How Commit Scores npm Packages

The methodology behind getcommit.dev/audit — five behavioral dimensions, all public data, deterministic CRITICAL flag. Inspectable, debatable, reproducible.

In October 2021, ua-parser-js was compromised. ~8 million downloads per week. npm audit showed zero issues. The structural risk — a sole maintainer controlling a widely-used package — was visible in public registry data long before anyone filed a CVE (CVE-2021-4229). This article explains how behavioral commitment scoring identifies that risk.

When I published the supply chain risk analysis, the most common question was: "How does your scoring actually work? Show me the math."

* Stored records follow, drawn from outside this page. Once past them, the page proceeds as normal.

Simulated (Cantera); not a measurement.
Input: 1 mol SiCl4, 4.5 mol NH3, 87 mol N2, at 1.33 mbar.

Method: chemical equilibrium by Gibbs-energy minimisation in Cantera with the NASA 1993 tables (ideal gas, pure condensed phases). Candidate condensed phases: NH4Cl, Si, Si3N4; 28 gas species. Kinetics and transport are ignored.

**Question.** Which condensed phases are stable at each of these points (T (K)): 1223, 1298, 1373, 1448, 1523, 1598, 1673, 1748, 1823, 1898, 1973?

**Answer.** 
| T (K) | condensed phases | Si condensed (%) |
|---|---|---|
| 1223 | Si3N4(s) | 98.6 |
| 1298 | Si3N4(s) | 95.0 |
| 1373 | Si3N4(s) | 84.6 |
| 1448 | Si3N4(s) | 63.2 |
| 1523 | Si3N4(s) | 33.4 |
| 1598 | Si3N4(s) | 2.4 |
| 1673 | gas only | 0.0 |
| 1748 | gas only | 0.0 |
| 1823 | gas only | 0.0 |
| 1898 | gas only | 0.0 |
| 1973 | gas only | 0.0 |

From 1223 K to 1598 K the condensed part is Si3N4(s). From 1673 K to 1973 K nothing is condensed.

Fair question. If you're going to trust a tool with your dependency decisions, you should be able to inspect, debate, and reject specific choices in the methodology. This is that article.

The Problem: npm audit Answers the Wrong Question

npm audit is a CVE scanner. It checks a package's version against a database of known vulnerabilities. When a CVE is filed, catalogued, and propagated, your tool will catch it.

That's useful. But it answers the wrong question for a specific class of supply chain risk.

The question that matters is: what is the structural likelihood that this package becomes a future attack vector?

Known CVEs are the output of an attack. What we can observe before the attack is the conditions that made it possible:

  • Single person controlling the publish credentials for a package with 100M weekly downloads
  • No corporate backing — one compromised GitHub account is a supply chain event
  • High download trend attracting attacker attention
  • Long project age with accumulated legacy access and inertia

Before the October 2021 ua-parser-js attack, running npm audit on a project that depended on ua-parser-js returned:

found 0 vulnerabilities

The behavioral commitment score would have returned:

ua-parser-js  sole maintainer  ~8M downloads/week  🔴 CRITICAL

The difference isn't that one tool was smarter. It's that they answer different questions.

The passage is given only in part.